How The Denver Omelet May Have Been Inspired By Chinese Cuisine

The Denver Omelet is about as unpretentious in preparation and presentation as any food could be. It begins as a simple omelet — eggs and cheese — to which ham, onions, green peppers, and mushrooms are added. According to The Denver Post, the first mention of the dish in a newspaper was in the 1950s, and it has remained a staple of American breakfast menus ever since. However, the origins of the Denver Omelet remain elusive, despite a widespread Rocky Mountain rumor.

A plaque on California Street in Denver, between 21st and 22nd streets, states that the first Denver Omelet was whipped up by a clever pioneer woman to mask the taste of rotten eggs shipped in on a wagon, per Read The Plaque. The story has been widely circulated and upheld as the gospel truth by some Denverites, but The Denver Post contends that the legend is almost certainly false. 

For starters, green peppers (which are actually under-ripened red peppers) likely would not have been available in Denver in the pioneer days of the early 1800s. Furthermore, anyone familiar with rotten eggs will understand that the thought of masking its scent with anything is laughable.

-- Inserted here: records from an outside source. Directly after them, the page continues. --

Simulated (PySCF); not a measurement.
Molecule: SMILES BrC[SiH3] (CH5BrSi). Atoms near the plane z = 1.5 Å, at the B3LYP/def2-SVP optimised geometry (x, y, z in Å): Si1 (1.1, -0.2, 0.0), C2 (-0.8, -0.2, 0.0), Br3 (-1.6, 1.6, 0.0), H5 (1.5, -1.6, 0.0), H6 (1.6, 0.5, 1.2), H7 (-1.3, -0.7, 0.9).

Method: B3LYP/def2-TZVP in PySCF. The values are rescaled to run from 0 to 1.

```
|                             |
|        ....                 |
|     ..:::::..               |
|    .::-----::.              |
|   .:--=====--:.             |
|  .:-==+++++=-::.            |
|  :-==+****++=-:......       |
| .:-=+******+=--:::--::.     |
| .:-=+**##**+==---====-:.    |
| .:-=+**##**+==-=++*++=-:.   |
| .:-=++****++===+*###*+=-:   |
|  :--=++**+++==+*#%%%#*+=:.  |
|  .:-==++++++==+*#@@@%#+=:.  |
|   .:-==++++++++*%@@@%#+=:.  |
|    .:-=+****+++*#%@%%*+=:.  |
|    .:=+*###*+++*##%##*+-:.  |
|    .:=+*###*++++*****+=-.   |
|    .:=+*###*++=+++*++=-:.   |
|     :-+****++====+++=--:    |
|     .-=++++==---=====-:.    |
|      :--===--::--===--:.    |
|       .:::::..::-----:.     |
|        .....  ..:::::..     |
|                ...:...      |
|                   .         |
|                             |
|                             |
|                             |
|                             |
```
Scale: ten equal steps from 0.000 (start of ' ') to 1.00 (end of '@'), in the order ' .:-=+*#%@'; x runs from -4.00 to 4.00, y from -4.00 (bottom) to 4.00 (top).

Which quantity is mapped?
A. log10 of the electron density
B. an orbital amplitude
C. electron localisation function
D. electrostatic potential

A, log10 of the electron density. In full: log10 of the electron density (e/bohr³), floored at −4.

The Denver Omelet was likely inspired by Egg Foo Young

The true origins of the Denver Omelet likely lie within the mining industry. As Atlas Obscura recounts, the Rocky Mountain population rocketed in the late 19th century thanks to the Gold Rush of 1858 and the Colorado Silver Boom of 1879. This period also brought a wave of Chinese migrants to the region.

According to PBS, many Chinese immigrants arrived with hopes of striking it rich in the mines, but due to the intense racism they were subjected to, most were relegated to unprofitable mining sites that Americans had previously abandoned. In the 1860s, many Chinese ended up transitioning to work on building the Transcontinental Railroad, per The Guardian. That railroad relied on the labor of underprivileged groups like the Chinese in the west, Mormons in the center of the country, and Irish immigrants in the east.

The work brought a new wave of Chinese migrants through the Rockies, some of whom settled there to work in the emerging mining industry. They brought with them a particular dish called Egg Foo Young, which The Denver Post describes as consisting of eggs beaten with minced ham and chopped vegetables. The dish provided a substantial calorie boost, making it a welcome start to a day of hard labor in the mines. It took hold in the region, likely evolving into the omelet we all know so well.